One of the more unusual Inuit sculptures at the Eskimo Museum in Churchill.By Paul Ullrich
Our last day at Churchill was a mixed bag of sightseeing. We were supposed to go on a hike in the boreal forest, but it was raining, so the hike became a bus tour. Most of our group, already tired from being on our feet for most of the day yesterday, were grateful for that.
Our guide Paul, who tied his beard just like Albus Dumbledore, took the wheel of his school bus with the gun rack as we headed out to the hinterlands of Churchill. He told us that Churchill "Has 50 miles of road and 13 streets - you can't get lost. and there's no place to hide!"
The first sight we saw was a polar bear relaxing just off the road. Paul explained that this bear and his buddies had just finished eating a beached beluga whale, so there was no danger of him stalking any of us for a quick snack. Still, we all proceeded wit caution as we stayed close to the bus and used our telephoto lenses at a very safe distance. As his belly was full of fresh beluga, he didn't pay any attention to us at all.
Paul then showed us a polar bear trap that he made. It was a wedge-like structure made of old railroad ties with a braided wire snare inside of it. To catch a polar bear, all you needed to do was to throw a couple of sardines into the narrow part of the wedge. The bear, attracted to the scent, would get entangled in the snare. As polar bears are an endangered species, they are not killed if trapped. They're anesthetized, tagged, and then released. We also drove by Churchill's polar bear prison, where stray bears who wander into town are incarcerated and shipped out to less inhabited areas.

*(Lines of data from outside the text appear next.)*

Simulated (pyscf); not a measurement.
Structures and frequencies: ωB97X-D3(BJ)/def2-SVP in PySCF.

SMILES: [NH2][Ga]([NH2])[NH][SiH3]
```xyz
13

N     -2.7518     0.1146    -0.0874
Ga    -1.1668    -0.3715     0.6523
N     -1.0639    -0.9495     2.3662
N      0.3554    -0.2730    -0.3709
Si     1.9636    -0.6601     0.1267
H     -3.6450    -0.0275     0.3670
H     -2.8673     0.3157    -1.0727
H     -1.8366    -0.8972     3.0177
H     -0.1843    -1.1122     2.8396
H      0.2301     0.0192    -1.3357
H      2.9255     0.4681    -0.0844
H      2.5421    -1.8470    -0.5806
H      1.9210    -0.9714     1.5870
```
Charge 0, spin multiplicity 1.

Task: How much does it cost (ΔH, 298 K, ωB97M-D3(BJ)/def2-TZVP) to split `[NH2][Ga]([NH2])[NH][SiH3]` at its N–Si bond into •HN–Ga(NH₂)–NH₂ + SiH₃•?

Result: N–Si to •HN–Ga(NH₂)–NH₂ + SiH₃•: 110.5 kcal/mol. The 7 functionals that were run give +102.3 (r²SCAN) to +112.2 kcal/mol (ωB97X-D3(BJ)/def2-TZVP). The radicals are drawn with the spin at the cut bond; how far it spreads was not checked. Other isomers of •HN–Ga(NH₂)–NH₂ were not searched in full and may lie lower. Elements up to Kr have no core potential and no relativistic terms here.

We were taken to Churchill's abandoned rocket research range, home of Manitoba's Black Brant rocket, built by Bristol Aerospace of Winnipeg. Hanging from the ceiling inside one of the buildings was of a heat jackets used to keep the rockets warm until launch. These missiles used solid fuel (which meant that they were really nothing more than giant roman candles) which required a heat jacket.
We also saw Churchill's Miss Piggy, which is not the beloved character from the Muppets, but a slow moving, ungainly aircraft which belly flopped onto a rock ledge shortly after take-off. Miss Piggy was a C-46 Curtiss Commando, which was very similar to the Douglas DC-3 passenger aircraft.
In 1979 this plane, which was already well past its prime, was flying a cargo of soda and a snowmobile when it lost oil pressure. Its rear landing gear caught onto wires on some hydro poles and crash landed onto the rocks without a fatality, and it's been there ever since.
We ended our tour with a visit to Churchill's Eskimo Museum. Run by the Diocese of Churchill, it has one of the oldest and most comprehensive collection of Inuit artifacts and sculptures in Canada. Also on display were well preserved hide-covered kayaks, narwhal horns, a stuffed musk ox, polar bear and a walrus.
Their gift shop has a great selection of the most reasonably priced souvenirs in Churchill, and for that reason alone it is definitely worth a visit!
After our visit to the museum we returned to the Seaport Hotel for a delicious farewell supper before we boarded the train. Everyone raved at how good the ribs were! Who knew that you could find a decent rack of ribs this far north? However, pork isn't locally bred in Churchill. Someone tried it, and the found out all too soon that polar bears have a taste for pork!
When we finished our meal, we gathered our belongings and headed for the train station. Guess what! The train left on time, right at 7:30 PM!
A heat "jackets" used to keep the rocket warm until launch. The solid fuel required that. It hangs inside one of the abandoned buildings on the site of Churchill's rocket research range.